But then it turned out that Gore had accepted money from tobacco
companies for years after the death of his sister. Reporters revealed that in
1988, he had boasted in North Carolina about being a tobacco farmer
himself. As for that dramatic deathbed scene, it was hard to see when he
could have found time to squeeze it in: On the day his sister died, records
showed, he was busy talking politics with a reporter from the UPI and
addressing the Kiwanis Club in Knoxville. Today that convention speech, far
from demonstrating the depths of Gore's compassion and conviction, has
come to be seen as manipulative and dishonest.

But reporters don't usually focus such close scrutiny on what Gore says or
on the incivility with which he often says it. They should.

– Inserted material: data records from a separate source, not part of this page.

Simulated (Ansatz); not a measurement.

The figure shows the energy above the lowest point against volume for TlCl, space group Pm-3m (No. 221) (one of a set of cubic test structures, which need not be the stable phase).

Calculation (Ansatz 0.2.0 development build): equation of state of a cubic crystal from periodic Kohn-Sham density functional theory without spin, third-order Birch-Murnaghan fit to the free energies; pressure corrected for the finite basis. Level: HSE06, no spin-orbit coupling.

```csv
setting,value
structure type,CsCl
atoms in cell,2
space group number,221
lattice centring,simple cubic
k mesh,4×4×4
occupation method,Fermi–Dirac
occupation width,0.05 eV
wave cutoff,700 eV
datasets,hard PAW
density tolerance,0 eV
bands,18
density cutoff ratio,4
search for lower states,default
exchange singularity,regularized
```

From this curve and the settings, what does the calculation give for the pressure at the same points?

It was Gore who characterized Republicans in 1994 as wanting ''to create as
much ... discord and hatefulness as they possibly can.'' It was Gore, many
liberals would be shocked to learn, who first injected the Willie Horton
episode into the 1988 presidential race. It was Gore who likened George
Bush's failure to save Kurdish refugees in Iraq after the Gulf War to Stalin's
decision ''to give the Nazis just enough time to finish butchering the Polish
resistance.''

The vice president routinely uncorks this kind of stuff - ad hominem attacks,
low blows, gross insults. He gets away with it in part because he has many
admirers in the media who share his views, in part because he has skillfully
''spun'' himself to voters as a sober policy moderate. Such is the power of
PR.

But while Gore's image may be illusory, the harm caused by his words can
be very real indeed.

In Atlanta last week, Gore addressed the NAACP annual convention. Most
of what he said was boilerplate (''the most diverse administration in history ...
the glass ceiling still has not been shattered''). Much was patronizing (''we
have named African-Americans as secretary of energy, secretary of
agriculture, secretary of commerce, secretary of veterans affairs.'') And
some was vicious.

''I've heard the critics of affirmative action,'' Gore declaimed. ''I've heard
those who say we have a colorblind society. They use their colorblind the
way duck hunters use a duck blind - they hide behind it and hope the ducks
won't notice.''

That is a piece of ugliness worth parsing.

To begin with, there isn't a single serious critic of affirmative action who
would claim that American society is colorblind. What many of them do
claim is that American law ought to be colorblind and that affirmative action
- with its racial quotas, preferences, and plus-factors - is doing more harm
than good.

The critics of affirmative action believe with Justice John Harlan, who
dissented from the notorious opinion in Plessy v. Ferguson, that ''our
Constitution is color-blind.'' They dream with Dr. King of a society in which
individuals are judged not ''by the color of their skin but by the content of
their character.'' The principle that the law has no business making
distinctions on racial grounds is exactly the principle that drove the civil rights
pioneers. It was for strict colorblind justice that Thurgood Marshall and the
NAACP Legal Defense Fund battled 50 years ago. ''Classifications and
distinctions based on race or color,'' they argued in a 1947 Supreme Court
brief, ''have no moral or legal validity in our society.''

But Gore now tells the NAACP that to insist on that principle today is to use
''colorblind the way duck hunters use a duck blind.'' Hunters use a duck
blind to kill ducks. What can Gore be saying? That affirmative action's critics
want to kill - blacks? Does he really mean to imply something so foul?

It is precisely what he means to imply. The implication leaps from his text.
One paragraph after denouncing those ''who now call for the end of policies
to promote equal opportunity'' - his euphemism for racial preferences - Gore
demands to know their reaction to ''that heinous crime'' in Jasper, Texas.
And to a 1997 crime in Virginia, where a black man ''was doused with
gasoline, burned alive, and decapitated by two white men.'' And to a crime
in Lawrence, Mass., where an interracial couple was attacked by thugs with
baseball bats.

In the World According To Gore, opponents of affirmative action are no
better than a lynching party. He has no interest in thoughtful debate - as
many who have tried to debate with him have learned. They're against racial
preferences? Then they must be for racism. End of discussion.

Does Gore actually believe such rubbish? Who knows? What matters is that
he is willing to say it - to inject, for political gain, the worst kind of racial
poison into the national bloodstream. That is vileness of a very low order.
Imagine anyone so sleazy becoming president.